The overall Opportunity Score for the nation for 2017 is 52.4 out of 100, an increase of 1.3 points (2.6%) since 2016, driven by improvements in all four dimensions:
4.3% increase in the ECONOMY dimension
2.8% increase in the EDUCATION dimension
2.1% increase in the HEALTH dimension*
1.1% increase in the COMMUNITY dimension
For a snapshot of each dimension, visit the 2017 Opportunity Index resources section.
Among the counties where changes from 2016 to 2017 could be calculated, opportunity increased in the majority (77.8 percent).

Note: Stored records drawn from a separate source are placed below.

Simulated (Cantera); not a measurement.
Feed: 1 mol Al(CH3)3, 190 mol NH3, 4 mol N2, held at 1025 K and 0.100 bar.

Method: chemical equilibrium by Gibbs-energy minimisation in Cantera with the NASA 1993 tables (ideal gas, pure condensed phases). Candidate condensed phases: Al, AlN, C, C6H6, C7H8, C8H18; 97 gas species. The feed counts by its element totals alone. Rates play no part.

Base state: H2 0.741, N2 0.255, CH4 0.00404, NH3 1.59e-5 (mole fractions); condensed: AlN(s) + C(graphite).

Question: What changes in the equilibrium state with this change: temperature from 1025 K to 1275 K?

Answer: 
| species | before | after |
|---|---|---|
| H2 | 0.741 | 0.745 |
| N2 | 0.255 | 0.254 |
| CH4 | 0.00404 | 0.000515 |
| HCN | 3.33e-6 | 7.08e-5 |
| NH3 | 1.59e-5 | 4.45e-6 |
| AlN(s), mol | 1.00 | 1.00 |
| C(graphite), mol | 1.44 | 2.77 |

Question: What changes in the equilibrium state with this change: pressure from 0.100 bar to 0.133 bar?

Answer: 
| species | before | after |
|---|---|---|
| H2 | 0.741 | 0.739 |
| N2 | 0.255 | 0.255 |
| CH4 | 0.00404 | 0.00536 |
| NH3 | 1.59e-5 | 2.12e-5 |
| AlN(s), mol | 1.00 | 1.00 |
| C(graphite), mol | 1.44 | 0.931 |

While opportunity increased for the nation as a whole, some areas are being left behind. At the bottom of the rankings,18 counties received an F, 10 more than in 2016. These counties were concentrated mostly in the South as well as in New Mexico. Moreover, about a third of these counties had 2017 grades of F after receiving a higher grade in 2016.
Opportunity remains segregated by race and ethnicity. Half of the counties with the lowest levels of opportunity are ones where people of color are in the majority. No county that was more than 20 percent American Indian or Alaska Native received an Opportunity Grade higher than a C.
For states, high incarceration rates are a close second to youth disconnection as the two indicators most associated with lower opportunity. This is the first time in the Index’s history that incarceration was included as an indicator.
For counties, the percentage of the population with an associate degree or higher is most associated with opportunity (followed by the percentage of disconnected youth and median household income). This suggests that economic opportunity (or the lack thereof) has an intergenerational component where the education and employment struggles of young people often mirror those of their parents and neighbors.
* To compare 2016 to 2017 as well as to check the strength of the new Index composition, Child Trends recalculated the 2016 Opportunity Index using the structure of the 2017 Index.
Youth Who Are Disconnected
For the first time in the Index’s history the rate of disconnected youth dropped below five million nationally. These are young adults ages 16–24 who are not in school and not working, but are available and looking for work. The proportion of youth who are disconnected from employment or education declined in most states (37).
In the wake of the nation’s recovery from the housing finance crisis of the 2000’s, housing affordability improved in every state except Louisiana. The rate of poverty is also rising, and the trend continues toward greater inequality of income.
The nation’s rate of violent crime dropped in nearly half of states, but rose in 10 states.
Adult educational attainment has gone up in every state. This is measured by the percentage of adults who have an associate degree or higher.
Enrollment in preschool has declined in the majority of states (27) and improved in fewer than a third.